I have been passionately reading up on all I could find on this topic, and I have gathered the following "bits of truth":

(1)
ALL low-pass filters cause a delay (Group Delay) in the output of the filtered speaker unit (e.g. Woofer) in its pass-band, resulting in an apparent backward shift of its acoustic centre

(2)
High-pass filters also cause a similar Group Delay, but in the speaker's stop-band; as a result, the apparent acoustic centre of the unit (e.g. Tweeter) remains approximately coincident with its physical position in the pass-band

(3)
ALL conventional symmetric crossover filters (e.g. 2nd order Linkwitz-Riley, 3rd order Butterworth, 4th oder Linkwitz-Riley, etc.) are designed to sum flat when the physical acoustic centres of the two speaker units (Woofer AND Tweeter) are aligned; however, given (1) and (2) above, this means that the two speaker untis are left to emit their respective portions of the audio band from substantially different apparent positions, which results in an overall NON-time aligned output from the speaker system (incidentally, Linkwitz-Riley crossovers do ensure phase matching of Woofer and Tweeter at all frequencies, which results in regular polar dispersion, but they still do not result in time-aligned output, since the latter depends on Group Delay, and not phase - see (1) and (2).)

(4)
It has been demonstrated that it is impossible to obtain: (A) perfect acoustic summing (flat frequency response), (B) perfect phase match AND (C) flat Group Delay using a simple analogue passive crossover [Vanderkooy, J. and Lipshitz, S. P., “Is Phase Linearization of Loudspeaker Crossover Networks Possible by Time Offset and Equalization?”, J. Audio Eng. Soc., vol. 32 (Dec. 1984)].

(5)
Given (3) and (4) above, a number of efforts have been made to design "quasi-optimal" crossovers that strike the best possible balance between the three goals (A),(B) and (C) (rather than only considering (A) - e.g. conventional 3rd order Butterworth, or (A)+(B) - e.g. even-order Linkwitz-Riley).

Two notable examples of "quasi-optimal" crossovers (5) are the ones developed by SPICA and by Jean Michel LeCleac'h (filtrage).

Both of these "quasi-optimal" crossovers use a physical offset between the physical acoustic centres of the Woofer and Tweeter to try and align their respective emissions over broad portions of the audio band.

The SPICA crossover uses a 4th order Bessel low-pass at Fx (+ polarity) and a quasi-first order high-pass at Fx (+ polarity), with an Offset = 0.435*c/Fx.
Unfortunately, the 1st order HP is often too bland to be usable with real Tweeters, especially of the horn-loaded Compression Driver type that I pefer.
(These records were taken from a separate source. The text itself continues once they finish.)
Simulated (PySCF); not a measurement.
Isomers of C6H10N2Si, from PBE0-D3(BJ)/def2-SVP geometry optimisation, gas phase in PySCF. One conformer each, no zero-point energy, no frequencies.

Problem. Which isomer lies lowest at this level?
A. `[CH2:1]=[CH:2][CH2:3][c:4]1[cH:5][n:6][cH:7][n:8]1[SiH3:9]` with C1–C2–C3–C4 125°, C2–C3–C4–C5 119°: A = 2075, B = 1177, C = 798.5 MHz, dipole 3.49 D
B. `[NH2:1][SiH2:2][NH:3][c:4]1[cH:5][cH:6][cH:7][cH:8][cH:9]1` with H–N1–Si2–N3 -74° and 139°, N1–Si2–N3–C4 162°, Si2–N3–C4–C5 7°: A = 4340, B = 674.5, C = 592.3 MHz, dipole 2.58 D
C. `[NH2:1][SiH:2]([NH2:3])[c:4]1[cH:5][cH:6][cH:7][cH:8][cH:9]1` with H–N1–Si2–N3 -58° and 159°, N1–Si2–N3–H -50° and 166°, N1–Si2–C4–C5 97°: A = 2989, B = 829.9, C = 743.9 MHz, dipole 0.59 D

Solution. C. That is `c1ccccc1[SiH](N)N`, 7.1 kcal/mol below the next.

The JMLC crossover uses instead a 3rd order Butterworth low-pass at 0.87*Fc (+ polarity) and also a 3rd order Butterworth high-pass at 1.15*Fc (- polarity), with an Offset = 0.22*c/Fx.
Below are simulations of the frequency response, phase and group delay of this type of crossover for Fx = 650Hz (attachments 1,2,3)

Overall, this is a much more practical solution than the SPICA one, and has been reported to work quite well by a number of users. However, the physical offset between the physical acoustic centres of the Woofer and Tweeter is rather small, and I have found that in the case of a system composed of a large-diametre Woofer and a compression driver + horn, for typical Fx values the horn ends up sticking quite a bit out in front of the Woofer cabinet.

Also, the phase match between Woofer and Tweeter (goal B above) isn't all that good, really, which results in a relatively poor polar response (this is often considered relatively unimportant by the proponents of the JMLC method, who typically listen on axis in the near field).

Finally, the group delay of the Woofer does not match that of the Tweeter at Fx, leaving the two units to emit from non-coincident positions at this important frequency where their output intensities are equal.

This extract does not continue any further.